Monday, April 6, 2009

Picking a Jury

Your lawyer's mind during jury selection:


Why is everybody white? Fuck! That guy has his arms all folded. Is that bad body language or is he just getting comfortable? Ok, just ask the questions. Shit, she's lying. I know she knows that other guy on the jury, I saw them talking in the hall. Why do people lie? Being on a jury sucks. It's 12 people not smart enough to get out of it. Yet, people lie to get on one. Why? Because they think my guy is guilty and want to convict him, I bet. This shit was in the papers,after all.
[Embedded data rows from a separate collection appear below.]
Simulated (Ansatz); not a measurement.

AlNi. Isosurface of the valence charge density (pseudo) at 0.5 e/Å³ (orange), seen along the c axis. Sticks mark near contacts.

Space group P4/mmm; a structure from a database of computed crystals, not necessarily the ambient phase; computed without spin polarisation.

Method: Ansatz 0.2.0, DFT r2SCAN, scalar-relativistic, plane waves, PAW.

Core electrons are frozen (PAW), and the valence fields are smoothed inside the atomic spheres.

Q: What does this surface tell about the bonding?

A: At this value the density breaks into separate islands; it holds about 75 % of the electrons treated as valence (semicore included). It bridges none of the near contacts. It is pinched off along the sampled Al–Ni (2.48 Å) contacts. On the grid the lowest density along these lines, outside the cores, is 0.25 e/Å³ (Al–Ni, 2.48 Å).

Shit, I don't know. This is such a crap shoot. That dude looks pretty reasonable. Hey, he drives trucks! Bet he's hired a hooker before. That should help. That lady beside him looks like she has a broomstick up her ass, though. Heh heh maybe she should hire the truck driver. Dammit, the D.A. got rid of the trailer chick! Argh! It's OK, it's OK. How is it that crackheads, tramps and theives get tried by conservative white people? Fuck it, just ask the question. Whoa, those four people just admitted they think if someone gets arrested they must be guilty. Get the fuck out of here. I think she's asleep. Wish I were still asleep. That dude's shirt has a fish on it.

1 comment:

Blazer said...

I just recently happened upon your blog. It is fucking hilarious! I really look forward to more from you.